Testy Pony, by Zachary Schomburg

I normally don’t like what is often called prose poetry. I admit that I don’t really get it. For me poetry (aside from the requirements of beauty, excellence and a sense of reaching for something true) has always been in the line. But this poem feels like a poem to me, despite it’s complete lack of any form that to me resembles poetry.

It was the poem of the day one day last week on the email list from the American Academy of Poets. I liked it, but I felt a need to experiment. Even though I wasn’t going to show it to anyone else, I thought if I relined it I would be able to read it better, and it would do something for my OCD-ish need for structure. So I copied it and made the lines end where I felt was appropriate. Funny thing is, although I cannot explain why, seeing it on the page in neat lines ruined it for me. I didn’t like how it looked, or how it sounded when I read it. So I let Mr. Schomburg have his way and I red it on the screen in paragraph form just how he wrote it.

Is it a poem? Is it flash fiction? I cannot express to you why, except to say that it is all metaphor, and it punches me right in the gut… so I want to say it is a poem after all.

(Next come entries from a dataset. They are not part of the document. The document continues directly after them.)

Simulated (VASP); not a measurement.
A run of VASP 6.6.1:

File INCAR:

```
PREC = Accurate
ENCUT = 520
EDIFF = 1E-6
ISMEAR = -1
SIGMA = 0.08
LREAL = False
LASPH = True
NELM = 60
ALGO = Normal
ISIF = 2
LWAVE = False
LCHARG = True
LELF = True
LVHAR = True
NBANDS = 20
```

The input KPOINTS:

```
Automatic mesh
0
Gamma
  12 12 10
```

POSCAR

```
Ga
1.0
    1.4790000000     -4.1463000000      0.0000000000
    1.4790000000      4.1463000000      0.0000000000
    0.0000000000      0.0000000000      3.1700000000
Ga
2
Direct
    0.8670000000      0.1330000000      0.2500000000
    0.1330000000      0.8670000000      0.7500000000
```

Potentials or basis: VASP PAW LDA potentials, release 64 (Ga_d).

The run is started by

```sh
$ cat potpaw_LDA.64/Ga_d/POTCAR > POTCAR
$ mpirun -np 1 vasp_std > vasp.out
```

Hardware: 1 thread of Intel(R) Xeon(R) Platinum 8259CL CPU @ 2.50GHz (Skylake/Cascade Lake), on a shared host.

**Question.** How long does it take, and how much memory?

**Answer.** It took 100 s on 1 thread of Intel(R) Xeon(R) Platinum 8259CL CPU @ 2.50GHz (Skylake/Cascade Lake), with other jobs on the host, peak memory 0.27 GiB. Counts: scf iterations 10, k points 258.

Forgive me Zachary S. But hey, at least you know that you have my attention, right?

Testy Pony
by Zachary Schomburg

I am given a pony for my birthday, but it is the wrong kind of pony. It is the kind of pony that won’t listen. It is testy. When I ask it to go left, it goes right. When I ask it to run, it sleeps on its side in the tall grass. So when I ask it to jump us over the river into the field I have never before been, I have every reason to believe it will fail, that we will be swept down the river to our deaths. It is a fate for which I am prepared. The blame of our death will rest with the testy pony, and with that, I will be remembered with reverence, and the pony will be remembered with great anger. But with me on its back, the testy pony rears and approaches the river with unfettered bravery. Its leap is glorious. It clears the river with ease, not even getting its pony hooves wet. And then there we are on the other side of the river, the sun going down, the pony circling, looking for something to eat in the dirt. Real trust is to do so in the face of clear doubt, and to trust is to love. This is my failure, and for that I cannot be forgiven.